The North American shale revolution “is now deeply entrenched,” and is expected to keep natural gas prices at “historically low prices for some time,” creating both long-term benefits and hardships for a variety of sectors and companies, according to a report issued by Moody’s Investor Services on Monday.

“Because natural gas sees little trade in the international marketplace, low prices will give a number of North American industries significant advantages over foreign competitors for many years to come,” Moody’s said. And the shale revolution isn’t likely to be repeated elsewhere anytime soon. “North America will stand alone in the shale revolution in the coming decade, despite shale’s worldwide potential.

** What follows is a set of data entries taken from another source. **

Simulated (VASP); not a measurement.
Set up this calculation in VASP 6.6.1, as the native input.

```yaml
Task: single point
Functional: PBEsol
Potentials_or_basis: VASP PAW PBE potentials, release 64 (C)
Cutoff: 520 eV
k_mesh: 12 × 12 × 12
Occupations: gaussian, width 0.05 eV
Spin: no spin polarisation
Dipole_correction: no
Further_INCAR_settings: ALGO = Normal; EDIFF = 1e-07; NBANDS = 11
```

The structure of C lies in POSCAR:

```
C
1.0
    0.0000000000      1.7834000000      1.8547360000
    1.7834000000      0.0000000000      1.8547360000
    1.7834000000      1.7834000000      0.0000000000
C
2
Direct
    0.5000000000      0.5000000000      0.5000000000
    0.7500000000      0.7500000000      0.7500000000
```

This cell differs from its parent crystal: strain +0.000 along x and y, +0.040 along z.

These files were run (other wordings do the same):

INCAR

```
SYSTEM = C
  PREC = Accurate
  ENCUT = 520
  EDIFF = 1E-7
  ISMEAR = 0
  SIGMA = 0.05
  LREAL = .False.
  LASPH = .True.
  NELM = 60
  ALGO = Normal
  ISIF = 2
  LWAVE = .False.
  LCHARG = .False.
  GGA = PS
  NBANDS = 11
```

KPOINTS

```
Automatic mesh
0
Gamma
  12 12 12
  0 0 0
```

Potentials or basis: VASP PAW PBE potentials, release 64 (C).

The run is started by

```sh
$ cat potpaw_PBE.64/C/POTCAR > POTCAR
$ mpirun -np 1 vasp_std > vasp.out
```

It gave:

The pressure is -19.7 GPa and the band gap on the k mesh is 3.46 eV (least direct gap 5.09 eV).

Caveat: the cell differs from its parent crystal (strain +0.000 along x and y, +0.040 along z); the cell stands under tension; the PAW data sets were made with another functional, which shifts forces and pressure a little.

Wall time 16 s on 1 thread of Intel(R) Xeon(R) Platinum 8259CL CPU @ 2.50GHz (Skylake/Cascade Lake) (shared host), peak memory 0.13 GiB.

A surplus of natural gas production, combined with rising light crude production, “will give North American refiners and chemical producers a long-term competitive advantage over their peers worldwide,” Moody’s said.

“Unconventional shale drilling reduces the refining sector’s operating and energy costs, providing large new supplies of lower-cost, predominantly light crudes to the refining system and opening up new export opportunities. Lower energy costs and rising domestic crude supplies will continue to benefit refiners well into the future.” Rising crude production from the Bakken and Eagle Ford shales, Permian Basin and Western Canada “are changing refinery patterns and economics,” according to the report. And the shale boom “will result in rising gasoline and diesel production, even as North American demand for gasoline drops.”

Low natural gas prices will give regulated utilities lower input costs and better regulatory relations in the coming years, Moody’s said. “U.S. shipping companies will benefit as new pipelines struggle to keep up with oil production in shale plays and other basins, and solid waste companies that convert fleets to natural gas will see lower fuel costs. Rail companies will see strong marginal benefits, if not enough to offset lost coal volumes.” And the gas glut will continue to pose “formidable competition” for the U.S. coal industry, as prices and stricter environmental regulations prompt fuel switching.

With natural gas prices remaining low, electric generators had been steering away from coal, but a recent increase in gas prices may already be stemming the tide. Last month the Energy Information Administration (EIA) reported that gas for electric generation dropped across most of the nation on a month-over-month basis in February compared to February 2012 (see Daily GPI, April 24). EIA’s monthly report, which recorded a 32% jump in gas prices in February, compared with the same month in 2012, indicated that generation from coal and other fossil fuels displaced natural gas generation in February. American Electric Power (AEP) recently said that it has become more dependent on coal and used significantly less natural gas to generate electricity in 1Q2013 (see Daily GPI, April 30).

A flurry of recent analyst reports have pointed towards natural gas prices creeping higher through 2015 (see Daily GPI, April 11; April 10, April 9; April 8; April 5; April 4). The reasons given include the cold end to the 2012-2013 winter and EIA Form 914 data indicating declining production.

Still, coal’s portion of the nation’s fuel mix may be reduced for years to come, Moody’s said.

“Over the next decade, coal will fuel about one-third of all U.S. power generation — down from nearly half before shale development began. Most of the power producers’ fuel-switching has already taken place, and further substitution cannot happen without considerable capital investment. Greater capacity factors will increase maintenance costs for the combined cycle natural gas plants, and as older, less efficient coal plants close, the large, efficient coal-fired baseload plants will remain online.”

IMS Research, a unit of the global research/consulting firm IHS, recently found that the shale gas boom is having a “massive impact” on the U.S. energy market, particularly a revival for various smart grid developments (see Daily GPI, April 23). The report predicted that shale gas will “play a key role” in the ultimate development of a smart electricity grid by facilitating various aspects of natural gas as a source of power generation.

The shale gas glut will also benefit North American engineering and construction operations, Moody’s said, though some may come under pressure from their extensive work on coal-fired power generation.

Hopes for a widespread use of natural gas vehicles may be premature, Moody’s said.

“Makers of automobiles and auto parts will see limited effects if any from the shale revolution. The automakers have no plans to shift production away from gasoline-powered vehicles, and consumers will not increase their demand for vehicles powered by natural gas.”